An accountant has been jailed for more than five years for conning a man with learning difficulties out of his Harrogate home and more than £30,000 of savings.
Sukhdev Singh, 73 spent the money within a fortnight on expensive jewellery, gambling, bank transfers to accounts he held in India, private school tuition fees and other domestic spending.
Singh persuaded his vulnerable victim into signing over his inherited £300,000 family home in an up-market location in Harrogate. He also made a sustained and determined but failed attempt to have the title deeds to the victim’s inherited Spanish holiday home fraudulently transferred to himself.
Today, detectives who led the investigation said Singh displayed astounding levels of arrogance, remaining unrepentant throughout his trial for what amounted to be a sickening and callous series of frauds perpetrated against a vulnerable victim.
The man Singh targeted, who has not been named to protect his identity, is in his 50s. But a psychologist who assessed him confirmed his mental capacity to be that of a 12-year-old, someone clearly vulnerable to potential exploitation.
Singh convinced the victim to let his sole trader accountancy business, SS Singh & Co, receive and hold his savings subsequent to the death of his parents some years earlier.
Offshore accounts
Singh, of Chelwood Drive, Moor Allerton in Leeds, had learned of all the assets owned by the victim which had been bequeathed to him by his parents.

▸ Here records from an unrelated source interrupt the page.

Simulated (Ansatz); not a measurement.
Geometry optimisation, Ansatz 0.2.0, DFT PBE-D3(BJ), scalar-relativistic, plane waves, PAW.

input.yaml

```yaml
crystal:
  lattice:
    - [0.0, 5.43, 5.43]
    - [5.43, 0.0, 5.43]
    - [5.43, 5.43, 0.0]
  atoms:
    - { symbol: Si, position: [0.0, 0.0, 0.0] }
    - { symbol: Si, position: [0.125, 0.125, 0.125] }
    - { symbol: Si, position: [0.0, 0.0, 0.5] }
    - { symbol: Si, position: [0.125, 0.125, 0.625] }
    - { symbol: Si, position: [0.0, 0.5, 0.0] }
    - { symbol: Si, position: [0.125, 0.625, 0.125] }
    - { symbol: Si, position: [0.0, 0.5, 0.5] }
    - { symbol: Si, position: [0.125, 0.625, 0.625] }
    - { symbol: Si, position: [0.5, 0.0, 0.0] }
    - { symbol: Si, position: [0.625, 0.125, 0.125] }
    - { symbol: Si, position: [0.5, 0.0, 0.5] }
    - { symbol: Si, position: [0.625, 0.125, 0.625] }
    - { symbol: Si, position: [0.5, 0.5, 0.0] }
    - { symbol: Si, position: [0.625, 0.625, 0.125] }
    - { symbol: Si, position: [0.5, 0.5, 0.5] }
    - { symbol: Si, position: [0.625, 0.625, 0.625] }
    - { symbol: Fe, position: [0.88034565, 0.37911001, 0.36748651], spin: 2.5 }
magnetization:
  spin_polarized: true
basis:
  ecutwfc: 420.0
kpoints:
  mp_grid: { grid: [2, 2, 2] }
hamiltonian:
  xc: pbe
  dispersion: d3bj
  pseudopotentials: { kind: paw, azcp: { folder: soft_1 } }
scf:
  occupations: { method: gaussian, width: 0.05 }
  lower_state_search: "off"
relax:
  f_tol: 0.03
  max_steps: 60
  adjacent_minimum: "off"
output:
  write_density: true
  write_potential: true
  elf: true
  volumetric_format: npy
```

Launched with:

These assets included the property in Harrogate, an apartment in Spain and tens of thousands of pounds in offshore savings accounts held with banks based in Gibraltar and Jersey.
By 2016, Singh had transferred the victim’s Harrogate house into the ownership of a company owned and controlled by himself; namely SS and SK Lalli Ltd.
The Land Registry title of the property was thereafter held in the name of SS & SK Lalli Ltd, which appeared to show a purchase price paid during the transaction. However, there was in fact no exchange of funds from Singh to pay for the house, which resulted in him obtaining the house for no payment whatsoever.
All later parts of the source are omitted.